Duel in a Telephone Booth

Remember what it was like the first time you played squash?

Earlier this month US Squash received a kind and large donation of squash magazines from the 1970s. Included in the shipment were a half dozen issues of Squash Racquets USA. The quarterly, the first-ever national squash magazine in the country, was published for a few years in the mid-1970s by Lowell Durham in Salt Lake City. It featured regular columns by Roland Oddy and Doug McLaggan, reports from various governing bodies and tournaments, wonderful artwork, and articles by Hall of Fame luminaries like Hashim Khan and Fred Weymuller.

The Winter 1974 issue of Squash Racquets USA caught my eye. On the cover was a bronze Joe Brown sculpture. The Princeton professor was a legend when I was growing up; most Philadelphians known Brown as the man who created the four giant statues originally outside Veterans Stadium and now outside Citizens Bank Park. He made one famous sculpture of a squash player—I believe a couple of casts exist today.

Inside the issue was a humorous and insightful piece by a regular contributor, Mel Leavitt: “An Open Letter to Future Squash Players.” It is written to players brand new to the game. He describes what happened the first time he played squash. Squash, Leavitt learned, delicately balanced on a cliff between sportsmanship and competition.

“Squash is designed to commemorate a duel that took place in a telephone booth in the late 1800s in Heidelberg between antagonists armed with badminton racquets and golf balls….A more apt analogy would feature two British gentlemen impeccably attired in evening clothes, each with a cup of weak tea in his left hand and a spiked cudgel in his right, swinging at each other’s skulls with animal ferocity, but never spilling a drop of tea, or losing their placid ambiguity of countenance. The game of squash racquets may well be homo sapien’s most magnificent contribution to the fine art of hypocrisy.”

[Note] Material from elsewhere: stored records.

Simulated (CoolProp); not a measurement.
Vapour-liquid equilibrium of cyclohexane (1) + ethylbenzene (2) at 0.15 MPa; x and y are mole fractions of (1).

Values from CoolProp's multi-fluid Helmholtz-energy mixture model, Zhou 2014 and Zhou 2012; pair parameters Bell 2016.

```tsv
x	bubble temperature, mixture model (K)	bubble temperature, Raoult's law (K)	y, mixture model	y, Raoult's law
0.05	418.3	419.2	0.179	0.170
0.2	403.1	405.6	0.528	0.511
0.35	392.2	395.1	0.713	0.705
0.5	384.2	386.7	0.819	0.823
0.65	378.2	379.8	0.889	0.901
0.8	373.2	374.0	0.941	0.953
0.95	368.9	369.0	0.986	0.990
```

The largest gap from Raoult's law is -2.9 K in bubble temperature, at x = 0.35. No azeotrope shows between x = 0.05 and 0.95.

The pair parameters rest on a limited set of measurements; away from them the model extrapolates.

Leavitt hated it. He lost four straight games without winning a point. In the fifth he finally hit a winner, and his opponent asked for a let. But he was addicted. Leavitt concluded, describing might be the essence of the game: “In short, squash is dangerous; squash is maddening; squash is humiliating; squash is pointless; squash is impossible. Heaven help me, I want to play it again.”

One thought on “Duel in a Telephone Booth”

  1. There are about six people alive today who remember Doug McLaggen and Roland Oddy and I am one of them along with Rob Dinerman and Pierce MacGuire. Doug was the smoothest player I ever saw. His play was poetry in motion.Roland was quite a good doubles player. His brother Mike was also a very fine player in England . They both must be gone now.